I find that Democrats tend to overreach — like, when there is a Republican president, they won’t just fight him, they’ll impeach him — so Republicans say, “No, we’re not going to be like that. We’re going to show what real governance is.”
Right. The problem with Republicans is that Democrats are so overzealous, and then Republicans will say, “We’re not like them. We have the higher moral ground. That’s our principle.” But the problem with that principle is that it’s self-defeating. This is not just my opinion, this is the attitude of Breitbart and it’s why I’m such a perfect fit to be an editor there. The GOP takes that stance where, “We have principles, we’re going to be decent human beings, we’re not going to act like Democrats.” But by doing that, you allow yourself to be eaten alive every time you lose power.
I’m hoping that Republicans realize that, especially as Democrats have the Department of Justice on their side this time around, with the January 6 committee where you see people like Steve Bannon literally getting sentenced to prison for not complying with congressional subpoenas. I hope they realize that the Democrats are not going to take after their “principles” — I’m rolling my eyes — of decency or whatever they’re trying to do. I hope they realize this is a blood sport, so either get in or get out, but don’t talk to me about principles when they’re locking Bannon up.
My feeling is that Joe Biden’s fate will be decided sometime before January 3 in the vote for who’s going to be the House Speaker. There will be a certain number of conservative congressmen who will get together and tell Kevin McCarthy, “If you want our vote to be speaker, you have to commit yourself to X, Y, and Z — whatever X, Y, and Z will be.”
In my opinion, this is already starting. McCarthy was recently at the border where he declared that he was going to impeach Secretary Mayorkas of the Department of Homeland Security. I don’t think that just came out that day. That probably came out of the apprehension you see in the Freedom Caucus and by people like Rep. Matt Gaetz, who are saying, “We don’t know if we’re voting for this guy.” He then comes out and goes hard, and I think that that was a gesture to them to say, “I’m in your corner and I’m ready to go.”
It’s not a bad thing. As a conservative, I’m not happy that the majority is so thin, but I do think it’s not necessarily a bad thing that he has to prove himself. We’ve had so many House speakers in the past, like Paul Ryan and John Boehner, who have been so disappointing. Let him fight, let him have to prove himself. That’s good for the constituents.

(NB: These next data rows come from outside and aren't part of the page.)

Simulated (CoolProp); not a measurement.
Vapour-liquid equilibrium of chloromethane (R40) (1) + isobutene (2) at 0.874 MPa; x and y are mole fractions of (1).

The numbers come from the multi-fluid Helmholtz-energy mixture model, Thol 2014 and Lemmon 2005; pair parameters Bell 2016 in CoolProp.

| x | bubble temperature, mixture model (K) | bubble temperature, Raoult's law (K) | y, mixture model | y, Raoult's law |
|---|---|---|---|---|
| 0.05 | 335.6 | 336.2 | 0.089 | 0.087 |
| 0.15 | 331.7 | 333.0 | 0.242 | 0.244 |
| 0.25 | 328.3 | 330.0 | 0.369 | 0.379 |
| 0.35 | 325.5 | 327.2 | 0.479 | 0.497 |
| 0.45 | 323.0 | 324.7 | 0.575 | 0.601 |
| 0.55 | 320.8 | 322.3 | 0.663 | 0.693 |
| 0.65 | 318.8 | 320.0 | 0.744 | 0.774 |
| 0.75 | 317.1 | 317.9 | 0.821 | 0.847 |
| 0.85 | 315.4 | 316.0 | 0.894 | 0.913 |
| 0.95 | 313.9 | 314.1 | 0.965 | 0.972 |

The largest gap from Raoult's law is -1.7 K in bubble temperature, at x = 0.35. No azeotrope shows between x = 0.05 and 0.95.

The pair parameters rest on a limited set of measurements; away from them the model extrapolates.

Back to the laptop — how do you feel about it? Would you do it all over again if given the opportunity?
Yeah, I mean, I guess. On the one hand, it’s been an amazing experience. It’s been amazing for my career, obviously. It’s made history, and part of me feels like, how could I ever wish that I sat on the sidelines of history? You go into the media industry wanting to really make an impact, and this definitely did that.
But on the other hand, it’s thrusted me into a position of intense scrutiny, of intense pressure that I had never known before. I feel like I’ve adjusted all right, and I’ve had great people in my corner mentoring me through it, but it hasn’t necessarily been all pleasant.
On the whole, I’d never take it back. I could never wish for anything else. This was all meant to be.
You’re in this country for six years and you made it to the top of the media world. How did that happen?
I was born and raised in Montreal. I moved to New York in 2016 because I got hired to produce Hannity. I had no idea at the time what my career was going to look like when I graduated school; I just got that opportunity and took it.
I was doing TV for four years when I met Miranda Devine, who was a columnist at the New York Post. She had just come to New York from Australia and she had this fascinating career. We connected ideologically and personally and we became really fast friends. We were talking and I was saying, “I don’t know if I really like TV. I don’t know if I still want to do it.” Then the position to be an editor at the Post opened up and she told me, “You have to apply, this would be a great position for you.” So I applied and I moved to the Post in 2020.
I was deputy politics editor at the Post in charge of national politics coverage. During the day, I would be assigning stories and then editing them. About a year after I broke the laptop story, I got poached by Breitbart. They called me up and just gave me all these great opportunities that just felt right. I had always been a big fan of Andrew Breitbart, the namesake of the website who died in 2012. He was a huge inspiration for me.
A fellow Orthodox Jew.
Absolutely. There are a few Orthodox Jews who work at Breitbart — Joel Pollack is one, and the CEO, Larry Sala, as well; he was a childhood friend of Andrew’s. I always felt that Breitbart has been a kindred spirit and it just felt right, so I made that jump in November of 2021. And here we are. I mean, I don’t have a very long career. I’m only 29.
I wonder if the reporter who broke the Pentagon Papers ever broke another major story after that.
Yes, that’s that I mean.
I’m trying to pivot a bit after the laptop story. It just feels like when you’re in political journalism, you’re always trying to be that person who breaks the Snowden story or who breaks the Pentagon Papers story. That’s the big goal of your entire career. As you’re working toward that end game of breaking that story that makes history and is taught in journalism schools forever after — I feel like I kind of done that now.
And that happened at 27, which is a shame because I have a good 30 years to go in front of me. Because of that, I’ve become a little bored of day-to-day politics reporting. I mean, I still edit and I have a great time doing that, and thank G-d I have amazing reporters who work under me who are so passionate and inspire me. But in terms of my work and my writing, I’ve shifted it to interest stories, culture stories, features reporting, enterprise reporting — like the story on the New York Times and yeshivos. It’s not politics, exactly. It’s more like human interest and corruption.
I’m writing about various things, mostly culture, just because I find that in politics, I beat the game, so I got to find something else to do. It’s a funny place to be.
You know, in response to your last question, I would never say that I wish I didn’t do it, but I wish it would have happened when I was in my 40s.